CNCF pitched into backup mode as Salesforce pulls free enterprise Slack

CNCF pitched into backup mode as Salesforce pulls free enterprise Slack

The Cloud Native Computing Foundation is scrambling to put in place a new collaboration platform for its vast community after Salesforce unexpectedly pulled the plug on its free enterprise Slack account.

The CNCF flagged “Slack workspace changes coming on Friday, June 20” earlier this week, explaining “The CNCF Slack workspace will be converted from an enterprise plan to a free plan on Friday, June 20, 2025.” 

As CNCF’s Daniel Krook explained, the “free enterprise account” had been in place for ten years, courtesy of Slack “and Salesforce who acquired them.”

Salesforce itself joined the organization in 2017.

But, he continued, “They have recently informed us that they will no longer be able to continue to support us as they originally did.”

With barely five working days notice, it seems the move – arriving alongside a raft of other platform changes including price hikes and the addition of AI to many of its products – was unexpected. 

The CNCF may move to a new platform later in the year, with Discord the hot favorite.

In the meantime, the organization and its community are grappling with “the feature limitations of the free Slack plan.”

The key ones are “retaining only 90 days of message history and having to turn off some apps and workflows that we are currently using.”

The Kubernetes Contributors Community said that “Our Slack history is backed up to offline archives, which, while presently not searchable, do include the entire time Kubernetes has been on Slack.

It advised contributors about what to do with their saved files and private channels – essentially back them up now. And it confirmed that user groups will “go away.”

It also gave some further background on the move, saying “The scale of the Kubernetes community has put strains on Slack’s infrastructure. This week, they let the CNCF Projects staff know that they cannot continue to host us the same way.”

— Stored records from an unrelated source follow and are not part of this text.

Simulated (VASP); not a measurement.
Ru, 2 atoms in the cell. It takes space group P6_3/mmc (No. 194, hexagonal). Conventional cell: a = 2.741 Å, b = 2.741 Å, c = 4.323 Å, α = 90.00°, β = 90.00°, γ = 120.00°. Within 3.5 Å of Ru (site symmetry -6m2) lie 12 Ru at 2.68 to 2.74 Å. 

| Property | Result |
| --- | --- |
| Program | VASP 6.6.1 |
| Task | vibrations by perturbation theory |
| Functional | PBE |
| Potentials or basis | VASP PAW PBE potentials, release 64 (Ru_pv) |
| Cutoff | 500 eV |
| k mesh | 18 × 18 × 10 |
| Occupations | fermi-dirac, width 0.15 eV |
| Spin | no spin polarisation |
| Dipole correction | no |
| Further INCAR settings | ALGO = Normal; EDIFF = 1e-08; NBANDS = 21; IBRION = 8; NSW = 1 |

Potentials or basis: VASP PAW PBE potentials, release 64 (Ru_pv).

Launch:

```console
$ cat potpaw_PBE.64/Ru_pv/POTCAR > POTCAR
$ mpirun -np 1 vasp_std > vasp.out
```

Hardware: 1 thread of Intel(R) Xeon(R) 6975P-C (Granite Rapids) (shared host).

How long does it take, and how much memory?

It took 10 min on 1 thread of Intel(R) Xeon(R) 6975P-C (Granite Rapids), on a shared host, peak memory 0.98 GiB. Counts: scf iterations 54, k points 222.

The move is not the only disruption for the CNCF community this month. Earlier this month it announced the “sunset” of the CNCF Community Cluster at the end of 2025. “As Equinix Metal sunsets its offering, support for community initiatives like ours is also being phased out,” it explained.

The organization said, “We look back with immense gratitude and look ahead with optimism for the future of cloud native open source infrastructure using alternatives such as those from our partner Oracle and others.”

Community members looking for compute power can “request services through the CNCF ServiceDesk.”

DevClass contacted Salesforce for comment on the move. We haven’t heard back.